After designing several amplifiers,
I have arrived at several defining characteristics of Crossfire Guitar amplifier designs.
Tenets of Design:
- Keep it simple: So far, I have concentrated on simple amplifiers done very well. Crossfire amplifiers are basic no frills. By keeping the feature set
to the necessary features, the designs are quieter, lower in distortion, lighter, and more compact than would otherwise be possible. There are an amazing number of
effects pedals available today and I find that most artists prefer to create their effects in this manner. I am always open to requests for Tremolo, Vibrato
and Reverb for example in a custom design. However incorporating these features adds considerably to the size, weight and noise of an amplifier.

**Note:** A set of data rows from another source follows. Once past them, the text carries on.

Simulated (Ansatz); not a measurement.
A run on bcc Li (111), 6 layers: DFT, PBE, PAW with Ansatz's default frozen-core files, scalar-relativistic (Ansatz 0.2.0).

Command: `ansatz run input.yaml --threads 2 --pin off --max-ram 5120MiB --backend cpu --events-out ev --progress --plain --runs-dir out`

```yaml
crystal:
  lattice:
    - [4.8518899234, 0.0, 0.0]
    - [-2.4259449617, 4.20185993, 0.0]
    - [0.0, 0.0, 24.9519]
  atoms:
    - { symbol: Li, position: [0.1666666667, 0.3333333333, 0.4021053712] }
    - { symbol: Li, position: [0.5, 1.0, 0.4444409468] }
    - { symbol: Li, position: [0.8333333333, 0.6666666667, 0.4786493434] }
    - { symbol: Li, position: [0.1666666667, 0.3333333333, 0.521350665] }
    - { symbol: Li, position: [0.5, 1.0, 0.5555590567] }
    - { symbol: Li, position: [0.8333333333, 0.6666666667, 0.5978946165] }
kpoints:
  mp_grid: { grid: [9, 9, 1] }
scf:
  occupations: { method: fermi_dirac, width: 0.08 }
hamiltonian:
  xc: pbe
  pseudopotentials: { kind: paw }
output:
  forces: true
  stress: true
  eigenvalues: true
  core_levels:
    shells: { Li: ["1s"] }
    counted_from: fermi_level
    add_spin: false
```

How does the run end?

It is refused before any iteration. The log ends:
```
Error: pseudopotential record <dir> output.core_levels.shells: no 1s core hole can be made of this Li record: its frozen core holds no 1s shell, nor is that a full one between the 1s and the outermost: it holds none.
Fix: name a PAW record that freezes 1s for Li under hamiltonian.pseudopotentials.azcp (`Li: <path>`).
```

- No aftertaste: This is a design characteristic of Crossfire Guitar Amplifiers. When the musician strikes a strong pick attack followed by silence, the
amplifier is absolutely silent. There is no ringing, noise or after effects. This is as a result of several design features incorporated in my amplifiers.
- Clarity of all notes: Each individual note can be heard clearly among all others. This clarity is a result of design decisions and
careful tuning of each design before introducing it. A Hi-Fi analogy would be low intermodulation distortion.
- No sag: As the amplifier is driven hard, each note sounds the same as if it were played once preceded by quiet and followed by quiet. A characteristic of some
classic designs is that as the amplifier is driven hard, the power supply is unable to keep up and the supply voltage sags or droops during the period of heavy
drive. This causes distortion and muddy notes. A industrial grade approach to power supply design eliminates this effect in Crossfire amplifier designs.
- A great low end: Most guitar amplifiers roll off about 200Hz or so. The Low E note of a guitar is 82Hz. So why would we tolerate an amplifier that does not
reproduce the entire range of the guitar? It is possible to have crisp high notes favored by lead guitar players and still have a great low end. The reason many
guitar amplifiers do not is simply cost. It takes a lot of metal in the output transformer to reproduce the low frequencies and this costs money. The output
transformer is the single most expensive item in a guitar amplifier. It is tempting to control costs in the purchase of the OT.
- Use the highest quality components: I choose the highest quality components including the magnetics, resistors and capacitors. This improves performance,
reduces noise and improves reliability. Component selection as well as design contributes to that fat sound of a Crossfire Guitar Amplifier.